It is common ground between the applicants and the respondent that in determining whether the sentences imposed were manifestly excessive it is necessary to have regard to the criminal history of each.
Barry Phillip Heath was 25 years of age at the time of the offence. His mother died when he was three years of age and he was brought up by an aunt and uncle. His entire schooling was obtained in opportunity schools. He is illiterate.
In 1987 he was convicted of wilful and unlawful damage to property and other less serious offences. He was fined and pursuant to a fine option order performed community service. Subsequently he was convicted of other offences for breach of the Bail Act and was also fined and took advantage of a fine option order to perform community service.
In June 1991 he was convicted of breaking, entering and
stealing (with another). At that stage he was 22 years of age.
He was granted probation for a period of two years.

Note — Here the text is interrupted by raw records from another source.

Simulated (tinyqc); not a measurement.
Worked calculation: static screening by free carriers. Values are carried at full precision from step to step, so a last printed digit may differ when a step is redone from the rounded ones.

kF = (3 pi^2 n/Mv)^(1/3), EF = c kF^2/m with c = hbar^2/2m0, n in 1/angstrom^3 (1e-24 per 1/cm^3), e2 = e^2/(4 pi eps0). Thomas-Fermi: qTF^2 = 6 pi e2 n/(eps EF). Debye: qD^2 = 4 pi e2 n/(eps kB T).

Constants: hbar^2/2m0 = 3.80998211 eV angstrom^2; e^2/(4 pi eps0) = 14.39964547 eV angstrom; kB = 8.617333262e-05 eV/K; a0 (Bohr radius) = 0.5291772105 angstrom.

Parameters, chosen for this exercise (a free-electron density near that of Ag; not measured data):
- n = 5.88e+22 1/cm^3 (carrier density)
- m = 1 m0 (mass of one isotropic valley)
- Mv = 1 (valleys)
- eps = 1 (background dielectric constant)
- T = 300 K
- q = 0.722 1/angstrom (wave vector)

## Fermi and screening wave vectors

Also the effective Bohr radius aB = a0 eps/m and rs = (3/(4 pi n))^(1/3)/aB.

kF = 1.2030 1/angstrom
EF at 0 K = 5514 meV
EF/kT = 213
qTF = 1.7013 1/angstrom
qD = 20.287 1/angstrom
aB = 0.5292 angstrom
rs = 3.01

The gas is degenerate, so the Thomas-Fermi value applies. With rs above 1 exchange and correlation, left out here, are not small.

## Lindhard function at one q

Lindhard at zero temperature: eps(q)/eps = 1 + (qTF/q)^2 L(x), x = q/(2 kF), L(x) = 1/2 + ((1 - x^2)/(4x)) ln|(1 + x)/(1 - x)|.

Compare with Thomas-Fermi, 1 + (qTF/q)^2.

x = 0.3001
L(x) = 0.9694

In September 1993 he was convicted in the Magistrates Court at Beenleigh upon two counts of stealing and one count of breaking, entering and stealing. On all charges he was fined and pursuant to a fine option order performed community service work in lieu of paying the fine. Restitution orders of $155 were made.
Michael John Heath at the time of offence was 33 years of age. He had a permanent relationship with a woman and was the father of two children at the time of sentence. A third child was expected within a few weeks.
In March 1980 he was convicted of the unlawful use of a motor vehicle (three charges) and on each charge was granted probation for a period of three years and a restitution order was made.
In June 1984 he was convicted of being in possession of property suspected of being stolen and of stealing (with another). He was fined on each of those offences.
In September 1984 he was convicted upon 11 charges of stealing (with another). On each charge he was fined.
In June 1985 he was convicted of stealing as a servant and again was put on probation for three years and a community service order for 240 hours was made.
In March 1988 he was convicted of breaking and entering a club house with intent and was fined.
On 11 October 1988 he was convicted of breach of the probation order made in June 1985. The order was set aside and he was imprisoned for two months for the stealing offence.
In May 1991 he was convicted of attempted stealing (with others) and a community service order was made for 240 hours.
In September 1992 he was convicted upon two charges of stealing, together involving a sum in excess of $5,000. On each charge he was sentenced to imprisonment for 12 months to be served concurrently.
In the course of his sentencing remarks, the learned sentencing Judge observed:
"Although I was invited to make an order for a suspended sentence, in this case I do not consider it an appropriate punishment option. I have to mark the community's disapproval of this type of offence. I have to seek to deter each of you from a repetition of this misconduct. In view of your history, although acknowledging that there is a difference between the two, I must impose a stern sentence in the hope of achieving that deterrence. Of course, in part, I am also seeking to deter others who are minded to commit an offence of this type."
In the course of his sentencing remarks his Honour said that he took into account the financial savings that had accrued to the State from the applicants' pleas of guilty and that would be reflected in the recommendations he made for eligibility for parole at an earlier time than would otherwise have been the case.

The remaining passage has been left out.